Preliminary Program

Because this workshop is focused on a topic that the participants will likely have little-to-no experience with, it is important that the learning material, presentations, and exercises retain consistency throughout the workshop to minimize potential confusion. To this end, the personnel for the workshop will consist of a core set of presenters who will work closely together to produce the main materials for the workshop, along with a group of teaching assistants (~1 TA per 4 – 6 people) to actively work with participants to answer questions and assist with exercises.


Kylie Bemis (Northeastern University)
Ryan Benz (Seer Inc.)
Meena Choi (Northeastern University)
Heath Patterson (Vanderbilt University)
Olga Vitek (Northeastern University)

Teaching Assistants (1 TA per 4 - 6 people)

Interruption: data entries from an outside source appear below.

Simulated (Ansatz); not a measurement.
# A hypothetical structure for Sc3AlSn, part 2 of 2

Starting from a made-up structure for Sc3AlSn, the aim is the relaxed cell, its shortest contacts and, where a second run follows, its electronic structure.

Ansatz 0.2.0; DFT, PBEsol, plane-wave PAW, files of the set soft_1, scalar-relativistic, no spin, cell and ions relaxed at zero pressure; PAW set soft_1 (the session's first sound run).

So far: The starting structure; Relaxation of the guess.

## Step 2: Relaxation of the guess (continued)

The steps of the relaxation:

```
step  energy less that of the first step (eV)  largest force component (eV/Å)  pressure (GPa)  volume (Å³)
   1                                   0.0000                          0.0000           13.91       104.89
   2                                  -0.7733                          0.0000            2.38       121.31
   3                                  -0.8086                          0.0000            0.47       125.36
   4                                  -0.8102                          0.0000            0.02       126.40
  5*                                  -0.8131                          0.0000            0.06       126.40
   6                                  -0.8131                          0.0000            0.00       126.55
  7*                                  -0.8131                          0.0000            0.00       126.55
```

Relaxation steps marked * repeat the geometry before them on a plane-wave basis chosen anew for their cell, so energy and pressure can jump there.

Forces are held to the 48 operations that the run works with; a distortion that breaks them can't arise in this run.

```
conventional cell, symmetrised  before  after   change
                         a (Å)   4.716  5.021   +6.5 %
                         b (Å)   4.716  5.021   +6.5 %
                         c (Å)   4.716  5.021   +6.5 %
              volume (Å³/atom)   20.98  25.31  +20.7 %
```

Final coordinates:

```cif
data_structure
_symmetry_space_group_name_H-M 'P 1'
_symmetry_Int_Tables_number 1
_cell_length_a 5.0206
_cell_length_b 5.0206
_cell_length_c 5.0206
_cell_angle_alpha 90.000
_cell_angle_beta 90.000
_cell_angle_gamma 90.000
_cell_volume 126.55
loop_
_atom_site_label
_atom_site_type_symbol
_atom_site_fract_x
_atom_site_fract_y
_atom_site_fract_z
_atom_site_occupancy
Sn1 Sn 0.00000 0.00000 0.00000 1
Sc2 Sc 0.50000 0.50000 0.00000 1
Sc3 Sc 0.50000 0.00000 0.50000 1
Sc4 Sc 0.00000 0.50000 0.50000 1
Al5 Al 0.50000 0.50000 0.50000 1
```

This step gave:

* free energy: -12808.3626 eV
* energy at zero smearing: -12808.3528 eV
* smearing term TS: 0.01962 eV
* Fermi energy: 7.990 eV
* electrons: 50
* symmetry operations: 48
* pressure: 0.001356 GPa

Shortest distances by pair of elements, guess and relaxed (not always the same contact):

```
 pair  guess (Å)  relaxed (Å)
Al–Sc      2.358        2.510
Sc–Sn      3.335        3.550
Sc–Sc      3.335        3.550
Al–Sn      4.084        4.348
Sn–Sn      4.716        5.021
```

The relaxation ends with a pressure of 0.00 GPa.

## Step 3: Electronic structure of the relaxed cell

Dan Guo (Northeastern University)
Jeffrey Jones (SoCal Bioinformatics)
Ting Huang (Northeastern University)
Mateusz Staniak (University of Wroclaw)

The information below describes some of the main topics that will be covered during the sessions. These specific topics may be adjusted and tuned while the workshop material is created. Each 1 hr. 30 min. session will be roughly divided into 45 min. of lecture/presentation and 45 min. of hands-on exercises, except for session 8 which will be devoted to lectures only.

Saturday, November 14

8:00 - 9:00 am, Registration & Continental Breakfast

9:00 - 10:30 am, Session 1: R Fundamentals

  • Introduce RStudio and its main components
  • Basic R syntax: math expressions, variables, assignment, common functions
  • Working with vectors and data frames

10:30- 11:00 am, Break

11:00 am  - 12:30 pm, Session 2: Basic Data Manipulation

  • Reading data into R, read_* functions
  • dplyr data manipulation verbs
  • Using dplyr to transform tabular data (i.e. data frames, tibbles)
  • Rearranging data, wide vs. long data formats, moving between them

12:30- 1:30 pm, Group Photo & Lunch

1:30 - 3:00 pm, Session 3: Basic Data Visualization with ggplot2

  • Building-up a graphic from individual components
  • Mapping variables in a data set to the aesthetic properties of a graphic
  • The ggplot2 graphing template
  • Making a basic plot

3:00 - 3:30 pm, Break

3:30 - 5:00 pm, Session 4:  Reproducible Data Analysis, Part 1

  • What is reproducible data analysis and why is it important?
  • Using scripts (or literate programming) to capture all stages of an analysis
  • Using functions to reduce code duplication, what makes a good function, how to write functions

5:00- 6:00 pm, Happy Hour / Networking

6:00 pm, Dinner (on your own)

Friday, November 15

8:00 - 9:00am, Continental Breakfast

9:00- 10:30 am, Session 5:  Understanding Ionization II

  • What is RMarkdown and why is it useful?
  • Markdown overview, adding code blocks to mix R with Markdown in a single document including plots, tables, and commentary/documentation
  • Using RMarkdown to create reports that encompass a complete analysis
  • Parameterized RMarkdown documents to create reusable report templates

10:30 - 11:00am, Break

11:00 am - 12:30 pm, Session 6:  Working Session with a Case Study

  • Given an example data set, create an RMarkdown report that characterises/summarizes the data, including plots, tables, commentary/documentation

12:30- 1:30 pm, Group Lunch

1:30 - 3:00 pm, Session 7:  Research Project Organization, Workflows and Best Practices

  • Practical guidance on how to structure and work on research projects that supports reproducible work
  • Workflows that capture the entire process of a research project, from accessing raw data all the way to final reporting
  • Practice of essential skills: reading data from formatted text files and Excel spreadsheets, how to spot and troubleshoot data import problems

3:00- 3:30 pm, Break

3:30 - 5:00 pm, Session 8: Overview of R Packages for General Research and Mass Spectrometry

  • Tidyverse highlights: stringr, lubridate
  • Visualization: patchwork, UpSetR, working with heatmaps and PCA, exporting plots to PowerPoint
  • MS specific: MSStats, Cardinal, MSnBase